PLC as an Important Tool for Hydropower Project Automation

The goal of automating a hydropower plant is to make the entire plant process run automatically. This involves many steps that happen in order or at the same time. Some tasks include simple actions like opening or closing valves, turning equipment on or off. Other tasks control things that change over time, like keeping a machine running at a constant speed to stay in sync with other machines. So, a hydropower plant's operation includes both simple and continuous processes.

In the past, microprocessors were used for these tasks, but the number of relays (switches) didn’t change. With the use of PLCs (Programmable Logic Controllers), the need for many hardwired relays is reduced. A large PLC can handle all the operations. The advantage of using PLCs is that they are digital, which means less damage to the system, lower costs, and less maintenance. If the control system needs to be changed, it can be done easily by just updating the program without extra costs.

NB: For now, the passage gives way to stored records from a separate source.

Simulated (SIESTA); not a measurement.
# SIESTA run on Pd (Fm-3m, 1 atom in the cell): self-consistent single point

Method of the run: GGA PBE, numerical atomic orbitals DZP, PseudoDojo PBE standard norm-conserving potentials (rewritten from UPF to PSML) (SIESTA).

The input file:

PLCs can perform many functions effectively. They control the entire plant's operations, such as speed control, load control, and system protection. PLCs are well-suited for systems that require discrete control (on/off actions). They are connected to SCADA (Supervisory Control and Data Acquisition), which monitors the plant’s processes. The sequence of events, like starting a machine, is programmed in a ladder diagram. Some steps are simple, like sensing switches, while others involve continuous actions or a mix of both.

In continuous processes, analog signals may need to be converted into a format that the PLC can understand. This is done by using an A/D (Analog-to-Digital) converter, which changes the analog signal into a digital input for the processor. A control algorithm is then created to generate a control signal that can adjust the variable. The goal is to bring the variable to a set value. By calculating the error between the current value and the set value, the algorithm helps generate the control signal. This control signal is converted back into an analog signal and amplified to control the variable.

For precise control, a PID (Proportional, Integral, Derivative) algorithm can be used. The IEC 61131 functional block diagram programming language makes it easy to design a PID controller. Depending on the control needs, the error signal can be adjusted using proportional, integral, or derivative actions, or a combination of them, to achieve the desired control. PID control can be used for various continuous processes like governor control, load control, level control, flow control, and power factor control.

PLCs combined with PC-based SCADA systems are used for plant control and data collection. This setup makes the system cost-effective and suitable for many hydropower plants. These systems, with their digital control, interface with a computer for redundancy and data storage, which helps in governing, unit control, protection, and data acquisition. They are also dependable, economical, and easy to obtain. These systems offer the backup of manual control in case of emergencies and are a low-cost option.

By using a PLC, all control tasks can be integrated for automatic operation. This makes unit control and data recording much simpler. Supervisory control and data acquisition can also be achieved through PLC and a supervisory computer.

Some of the main roles of the PLC in automating a hydropower plant include:

(a) Automatic Start Sequence
(b) Automatic Shutdown (Normal, Emergency)
(c) Digital Governing using PLC
(d) Speed Governing
(e) Position Control
(f) Excitation Control with PLC
(g) Protection System with PLC
(h) Alarm and Annunciation using PLC